With the highs of the world championships and those epic rides on the Hisense Arena’s boards now all but a distant memory, the time has come to put the finishing touches to an already finely tuned machine. Final tweaks which will be made in Newport prior to making the final journey down the M4 to the nation’s capital for the first round of the women’s team pursuit on Saturday 4 August.

Joanna Rowsell explained: “In the world championships in Melbourne we went significantly faster than we did at the world cup in London. Most of that was down to structuring the ride better. We learned a lot from the world cup about responding to a big crowd. We have taken a lot from that but have done a lot of training since then so we are just looking forward now really. It was great to beat the Australians on their home turf but we know we are going to have to go even faster so there’s no point in looking back. This is the big one and no one really cares about the worlds once the Olympics are done.

“We are still very much in training mode at the moment so we aren’t too interested in looking at times, we just focus on getting the efforts done.”

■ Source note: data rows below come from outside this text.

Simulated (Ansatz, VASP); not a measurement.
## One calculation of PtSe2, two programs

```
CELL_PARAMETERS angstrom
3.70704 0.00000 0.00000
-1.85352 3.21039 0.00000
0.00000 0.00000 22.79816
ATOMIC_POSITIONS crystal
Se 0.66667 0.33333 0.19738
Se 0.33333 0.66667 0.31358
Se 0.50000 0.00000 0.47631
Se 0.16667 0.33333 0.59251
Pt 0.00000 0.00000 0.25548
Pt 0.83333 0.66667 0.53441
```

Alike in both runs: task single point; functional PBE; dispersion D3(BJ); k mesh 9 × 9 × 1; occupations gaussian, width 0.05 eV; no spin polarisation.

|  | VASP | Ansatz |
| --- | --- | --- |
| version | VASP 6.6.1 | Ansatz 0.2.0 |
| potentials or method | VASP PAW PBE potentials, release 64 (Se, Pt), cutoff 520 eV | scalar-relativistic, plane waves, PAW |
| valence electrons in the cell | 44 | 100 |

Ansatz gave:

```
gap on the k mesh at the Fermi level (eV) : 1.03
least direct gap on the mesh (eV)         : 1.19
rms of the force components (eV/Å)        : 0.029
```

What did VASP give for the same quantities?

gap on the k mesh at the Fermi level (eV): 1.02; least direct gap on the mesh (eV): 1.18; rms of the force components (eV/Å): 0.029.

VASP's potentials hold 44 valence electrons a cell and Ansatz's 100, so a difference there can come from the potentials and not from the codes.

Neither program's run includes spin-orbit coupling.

Despite London being Houvenaghel’s second Olympic experience, the event will see the inclusion of three young Olympic novices into the Games. Although this is their first Olympics, they are more than experienced at riding a world-beating 12 laps and moreover, how to focus on the task at hand when the pressure is on.

Dani King quashed any doubts over whether nerves will get the better of them: “It is overwhelming but I try not to let it get on top of me. I try and take every training session as it comes and try not to think about the Olympics and that it is such a massive deal. At the end of the day, it is just another bike race and we have done this day in day out for the last two years as a group. Then on the day it’s just another standing 3km.”

The key threat standing between King, Trott, Houvenagel and Rowsell will come from the Australian team. A team who will be keen to pay Great Britain back on home turf in exactly the same manner King, Trott and Rowsell did in Melbourne earlier this year. This is clearly a theory which the team hasn’t entertained: “We already beat them [Australia] on our patch too so that’s good. I think we have a bit of an advantage. We beat them in the world cup in London and they said we had the advantage but then we went and beat them again in front of their home crowd,” Laura Trott calmly asserted.

Now, with some great performances behind them as well as some solid training both on the road in Majorca this spring as well as on the boards in their training home ground at Manchester Velodrome, the time has come to focus on beginning their taper and getting their bodies in the ultimate condition for what will hopefully be another epic ride next week at the Games in London.

Paul Manning briefly summarised their final battle plan to secure the title of being the first ever women’s Olympic team pursuit champions on home soil : “The girls have been training together for a while now so what they need to do in the last few days aren’t really going to be a puzzle for them.”